Tuesday, July 25, 2017  

Re-Energizing for Winter
Improve Inefficiencies in your Home  

As cold weather advances, homeowners throughout the country can expect to see a substantial increase in energy prices. According to the Energy Information Administration, the price for heating oil, natural gas and electricity is projected to jump by nearly 20 percent.

With such high increases this year, homeowners everywhere are giving inefficient windows and doors the cold shoulder. According to a recent study commissioned by a manufacturer of windows and doors, nearly 26 percent of homeowners say what they dislike most about their existing windows and doors is that they are drafty and inefficient. As temperatures outside drop, these inefficiencies quickly turn into rising utility bills.
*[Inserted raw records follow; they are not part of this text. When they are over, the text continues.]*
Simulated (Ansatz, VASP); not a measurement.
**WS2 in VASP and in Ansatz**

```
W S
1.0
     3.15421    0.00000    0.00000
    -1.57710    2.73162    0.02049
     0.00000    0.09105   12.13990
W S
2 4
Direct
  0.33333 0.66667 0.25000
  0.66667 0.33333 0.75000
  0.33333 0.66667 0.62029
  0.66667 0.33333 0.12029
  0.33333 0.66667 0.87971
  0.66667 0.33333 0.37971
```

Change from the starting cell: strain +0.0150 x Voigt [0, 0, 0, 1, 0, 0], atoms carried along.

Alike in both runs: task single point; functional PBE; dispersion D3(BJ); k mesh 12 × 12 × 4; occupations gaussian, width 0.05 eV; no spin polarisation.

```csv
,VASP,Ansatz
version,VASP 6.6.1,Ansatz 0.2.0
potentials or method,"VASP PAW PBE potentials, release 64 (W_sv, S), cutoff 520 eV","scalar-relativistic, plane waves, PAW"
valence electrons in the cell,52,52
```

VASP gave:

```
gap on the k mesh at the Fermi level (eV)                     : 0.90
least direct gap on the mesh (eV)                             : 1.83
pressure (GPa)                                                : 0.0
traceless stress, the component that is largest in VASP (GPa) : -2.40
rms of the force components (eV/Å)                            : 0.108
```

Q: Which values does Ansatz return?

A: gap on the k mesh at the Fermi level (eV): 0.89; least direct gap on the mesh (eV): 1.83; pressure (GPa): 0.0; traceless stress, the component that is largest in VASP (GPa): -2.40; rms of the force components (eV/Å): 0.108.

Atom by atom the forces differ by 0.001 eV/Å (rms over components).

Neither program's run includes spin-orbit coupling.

Energy efficient windows and doors are crucial to maintaining a home’s comfort all year long, but especially during the coldest months. Research shows that homeowners who replace single-pane glass windows with ENERGY STAR qualified products can save $125 to $450 on energy costs annually.

  • Start at the front
: A home’s front door can play a vital role as one of the first lines of defense against the elements. If a door does not close properly or lets in a draft, utility bills will pay the price. Homeowners should check the weather-stripping and any gaps around the door that can let heat escape. If these features cannot be easily fixed, it may be time to replace the door.
  • Material matters
: Vinyl is the preferred choice for replacement windows today. In fact, vinyl represents 65 percent of the window replacement market. Vinyl windows reduce heat transfer and will help better insulate the home. Another feature of energy efficient windows is Low-E glass. Low-E is a silver coating that’s designed to reflect infrared light and keep homes warmer in the winter and cooler in the summer. Most window and door manufacturers offer this option.
  • Drive home efficiency: 
The garage is often forgotten when it comes to energy efficiency, but it’s one of the largest entry points of the home. The temperature of a garage greatly affects the overall temperature of the entire home. For energy savings in the garage, find a proper-fitting garage door and make sure that the door leading from the garage to the inside of the home is also energy efficient.
  • Energy efficiency pays off: 
Beyond the initial purchase price of a product, consider the long-term value that energy efficient products offer in terms of annual measurable savings. In addition, many local utilities offer rebates for purchasing ENERGY STAR qualified windows and doors. To find available rebates or incentives, visit ENERGY STAR’s Rebate Finder at www.energystar.gov.
  • Give your home an energy makeover
: A survey or audit of a home’s energy usage and costs can identify specific ways to reduce home energy bills. Many state energy offices and local electric and gas utilities offer energy audit services, or may be able to provide other sources for this service.